Why one rate per client is not enough
Charge a single blended rate and you lose money in both directions: routine remote work is overpriced enough to invite pushback, and the onsite day or the 11pm production call is underpriced for what it actually costs you. Senior consultants price the work, not the client, and that means several rates living side by side.
Named rates, chosen per entry
The clean model is a set of named rates on each project, picked one at a time as you log:
- Standard. Remote, in-scope work. The default for most entries.
- Onsite. A higher rate for showing up in person, often with its own minimum.
- Emergency. After-hours or urgent work, priced for the interruption.
Per-rate minimums
Some rates carry their own floor. Onsite work is the common one: if you are going to travel, you bill at least half a day. A per-rate minimum means selecting Onsite automatically floors the entry at, say, four hours, without you doing the math or remembering the rule. It pairs naturally with the per-call minimums you set for billing calls.

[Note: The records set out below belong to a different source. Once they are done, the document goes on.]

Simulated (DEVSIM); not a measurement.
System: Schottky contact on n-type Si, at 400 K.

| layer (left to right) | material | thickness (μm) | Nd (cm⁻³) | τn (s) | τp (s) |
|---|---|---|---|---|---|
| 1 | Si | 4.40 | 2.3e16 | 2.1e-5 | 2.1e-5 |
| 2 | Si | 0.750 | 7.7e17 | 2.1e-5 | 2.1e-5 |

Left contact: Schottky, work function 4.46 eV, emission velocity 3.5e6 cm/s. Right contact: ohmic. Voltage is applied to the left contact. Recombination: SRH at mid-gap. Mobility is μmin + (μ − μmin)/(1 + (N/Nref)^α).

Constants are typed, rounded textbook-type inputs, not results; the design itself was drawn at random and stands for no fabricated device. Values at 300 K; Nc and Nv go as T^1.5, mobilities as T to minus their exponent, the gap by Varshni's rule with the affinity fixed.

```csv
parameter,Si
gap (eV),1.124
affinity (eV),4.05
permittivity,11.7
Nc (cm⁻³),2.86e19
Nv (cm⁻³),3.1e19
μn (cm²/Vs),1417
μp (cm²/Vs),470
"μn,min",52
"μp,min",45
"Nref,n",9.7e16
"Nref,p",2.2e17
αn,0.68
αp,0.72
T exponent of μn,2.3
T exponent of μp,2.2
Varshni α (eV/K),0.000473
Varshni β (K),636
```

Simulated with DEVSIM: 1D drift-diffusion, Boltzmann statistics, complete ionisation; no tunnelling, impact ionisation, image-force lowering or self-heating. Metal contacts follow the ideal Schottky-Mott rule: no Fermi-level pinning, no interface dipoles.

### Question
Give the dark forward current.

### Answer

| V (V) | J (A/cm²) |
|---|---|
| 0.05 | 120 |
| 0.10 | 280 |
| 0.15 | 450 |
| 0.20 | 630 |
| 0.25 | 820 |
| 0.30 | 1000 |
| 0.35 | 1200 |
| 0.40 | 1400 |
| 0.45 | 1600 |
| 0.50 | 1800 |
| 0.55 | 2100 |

The snapshot: why old reports never change
Here is the part that matters when a client reviews an invoice months later. When you log an entry against a rate, the dollar value of that rate is frozen onto the entry. Raise your Standard rate next quarter, or retire the Emergency rate entirely, and every report you already produced keeps the numbers it had when the work was done. Your history stays correct and defensible, instead of silently rewriting itself the moment you update a rate.
That combination, named rates picked per entry with the value snapshotted at log time, is rare. It is one of the two reasons Paidwell exists, alongside getting call billing right.